Why serious deflation, not hyperinflation, is likely

Post by Marc »

Here's a pretty good article, IMHO, from a popular financial site that I think is good enough to post here; I think it does a pretty good job of describing why a serious deflationary, but not hyperinflationary, scenario in the USA and throughout the world is likely fairly soon:

http://www.elliottwave.com/freeupdates/ ... redit.aspx

A One-Way Road to a Near-Complete Collapse of Outstanding Credit
... with most bonds failing in a major wave of deflation

By Editorial Staff
Fri, 06 Aug 2010 15:15:00 ET

During a one-hour interview with Bob Prechter on Financial Sense Newshour, host Jim Puplava summarized Bob's forecast like this: "The greatest part of the economic and market downturn lies ahead of us. On the economic side, you see an economic depression unfolding. From a stock market perspective, you see a near 90% downturn unfolding over a six-year period. And most bonds will fall in a major wave of deflation. Have I left anything out?" Bob's response was succinct: "You've nailed it." But the reasoning that lies behind that conclusion is highly interesting, and this excerpt from the interview deals with why the real problem is an overabundance of credit.

* * * * *

Jim Puplava: I want to take two well-known investors who would take the opposing view of a declining market. One is Dr. Marc Faber, who believes the S&P low of 666 will stand and that the government will simply inflate, because its debt is denominated in its own currency [and it] will simply print, print, print. To add to Marc's views I want to take famed investor Felix Zulauf. In a recent interview in Barron's, he also said one day the world's financial system will reach a financial reckoning day where the Fed's balance sheet will expand not by just a trillion or two, but by multiples of that, five, six, seven trillion, which would negate the deflation scenario. How would you argue against Faber and Zulauf's views?

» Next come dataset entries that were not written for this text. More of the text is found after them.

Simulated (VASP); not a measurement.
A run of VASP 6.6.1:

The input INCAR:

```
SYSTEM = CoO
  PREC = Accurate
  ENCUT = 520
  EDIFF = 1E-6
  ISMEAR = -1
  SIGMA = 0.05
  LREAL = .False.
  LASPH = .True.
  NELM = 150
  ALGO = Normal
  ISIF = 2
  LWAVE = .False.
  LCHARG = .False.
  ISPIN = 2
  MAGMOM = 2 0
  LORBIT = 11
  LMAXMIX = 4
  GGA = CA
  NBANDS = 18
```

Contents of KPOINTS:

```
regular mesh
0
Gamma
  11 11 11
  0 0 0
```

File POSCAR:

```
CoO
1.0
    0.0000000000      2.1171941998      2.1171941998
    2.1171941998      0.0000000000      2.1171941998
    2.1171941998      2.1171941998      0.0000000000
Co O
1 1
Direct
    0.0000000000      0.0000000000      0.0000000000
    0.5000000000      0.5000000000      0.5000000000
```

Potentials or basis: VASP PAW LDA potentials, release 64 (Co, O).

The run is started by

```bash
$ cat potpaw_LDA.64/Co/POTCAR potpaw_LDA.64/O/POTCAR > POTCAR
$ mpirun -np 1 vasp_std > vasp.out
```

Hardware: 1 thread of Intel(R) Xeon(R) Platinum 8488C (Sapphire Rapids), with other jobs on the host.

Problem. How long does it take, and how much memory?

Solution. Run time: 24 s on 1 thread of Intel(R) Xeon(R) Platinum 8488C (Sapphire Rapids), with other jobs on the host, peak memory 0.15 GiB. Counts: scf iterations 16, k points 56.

Robert Prechter: I don't think I have to. These are political predictions that may or may not come true. In other words, why does it have to go that way? Someone else could say just as easily, “Well, it's also possible that the voters will all become Tea Partiers, they'll throw all these people out, and they'll elect conservative guys who will balance the budget and eliminate the Fed.” How would you argue against that? You can't. It's just a scenario. It's not an argument, just a possible scenario. Still, I don't think it's likely because of what I already said.

I think the change in social mood towards the negative is already showing results. Here we are in a positive rebound, yet you’re still seeing Tea Parties and you're still seeing incumbents pushed out of office. I think by the time the trend really turns down again and breaks those 2009 lows, you're going to see the public so angry at their representatives that they're going to start forcing a difference in behavior.

Congress is not going to be spending like it was before. They'll probably be drawn and quartered if they try to bail out another giant bank or certainly if they try to bail out the European banks as they did in the AIG disaster. All of this spendthrift behavior people are cluing into, and it's spreading on the Internet, and it's spreading through word of mouth.

You have this scenario that politicians are just going to monetize and they're going to go crazy. But it’s not a given. It requires that politicians are somehow untouchable by politics. But in a democracy, they're very subject to politics. Even in Greece, the leaders of that country wanted nothing more than to keep spending and borrowing and spending and borrowing. The creditors finally came in and said, “Enough. You can't continue or you're going to be literally out of power and bankrupt tomorrow.” So they agreed to some austerity programs, some creditors came to the door; some European governments, for example, came to the door.

It's always the creditors who are in control—these bond vigilantes.Even Clinton was upset when he found out they existed. The U.S. government depends on these people for all of its borrowings. The Fed hardly has any U.S. Treasury bonds anymore; its portfolio is full of mortgages and all sorts of junk. The private market and other governments have sopped up all these Treasury bonds. The government could decide to “print, print, print,” but the only thing it can print are bonds. It can't print Fed notes; it can only print bonds. If the creditors shut down and say we're not taking any more of Treasury bonds, there's going to be a real disaster. They're going to have to raise interest rates to double digits, maybe 80 percent or 100 percent or some crazy amount. That's going to suck money from every other corner of the earth, and the economy is going to crash one way or another.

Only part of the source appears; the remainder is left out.